Thursday 8 August 2013

Only God Forgives (2013) - Nicolas Winding Refn

Everything about Only God Forgives is slow.  Each action and movement is carefully placed, deliberate and purposeful; the editing and pace of each shot is measured, lulling you into its rhythm; the soundtrack (or frequent lack thereof) is sometimes a noisy and abstract soundscape, sometimes electronic and pulsating, sometimes cerebral and calm.  In the vacuum of silence, even echoing footsteps are given ominous significance.  It lends the film a hypnotic quality, as if the events are unfolding within a dream – or, indeed, a nightmare.  This is only heightened by the neo-noir visuals: bright neon lights and inky darkness, all drenched in reds and blacks. 

It’s for this reason that the film is so deeply unsettling.  Yes, it is violent, including a gruesome eye-cutting scene reminiscent of Un Chien Andalou, but the violence takes on increased psychological pertinence with the audience in such a mesmerised state of mind – a lucid dream from which you cannot wake.  The tiniest details pop from the screen – none more so than the performance of Vithaya Pansringarm as Chang, in one of the most frightening instances of villainy in recent years, with a pair of eyes that look through the camera, through the screen and straight through the audience as if to say “you’re next”.  With director Nicolas Winding Refn’s flare for audio and visuals, it’s fair to say that Only God Forgives is an incredibly sensory experience, as referenced by the tactile performances that emphasise touch, juxtaposed with the frequent chopping off of hands with a shortened samurai sword that leaves Chang’s victims helpless.
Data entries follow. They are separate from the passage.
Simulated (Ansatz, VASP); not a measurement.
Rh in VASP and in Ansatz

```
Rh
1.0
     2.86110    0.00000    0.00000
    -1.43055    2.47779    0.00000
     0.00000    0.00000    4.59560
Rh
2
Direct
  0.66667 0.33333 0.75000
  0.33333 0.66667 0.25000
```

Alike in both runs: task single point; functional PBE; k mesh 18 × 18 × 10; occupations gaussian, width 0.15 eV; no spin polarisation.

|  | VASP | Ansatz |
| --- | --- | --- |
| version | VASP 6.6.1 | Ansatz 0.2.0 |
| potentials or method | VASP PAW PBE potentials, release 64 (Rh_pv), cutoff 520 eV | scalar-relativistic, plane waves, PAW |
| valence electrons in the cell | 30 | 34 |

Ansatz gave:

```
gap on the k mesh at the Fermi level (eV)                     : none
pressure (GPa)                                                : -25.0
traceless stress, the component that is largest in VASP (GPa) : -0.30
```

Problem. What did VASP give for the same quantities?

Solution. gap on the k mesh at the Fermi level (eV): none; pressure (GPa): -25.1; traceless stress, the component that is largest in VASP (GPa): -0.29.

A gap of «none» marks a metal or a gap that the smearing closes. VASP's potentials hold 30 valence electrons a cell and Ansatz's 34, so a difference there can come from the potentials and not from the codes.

It’s also disturbing for its subject matter that deals with an incestuous Oedipal love triangle between a mother (in a remarkable white trash performance from Kristin Scott Thomas) and her two sons – one alive (Ryan Gosling) and one dead – all set to the backdrop of a seedy Bangkok underworld.  As with Drive and The Place Beyond The Pines, Gosling plays the strong and silent type who, here, can only be put in his place by his mother, the one woman he aims to please and protect.  Typically for Gosling, he manages to say a lot with extremely minimal dialogue.

Similarly, the film leaves much unsaid, the audience left to pick up the pieces of these one-dimensional characters, hell-bent on revenge.  The audience is left cold, wondering what it all means thematically.

Yet narrative is clearly not the focus of Only God Forgives and, in this respect, it is a cinematic experience not to be missed.  This is a polarising film that makes for uncomfortable viewing: daring, provocative and incredibly well executed.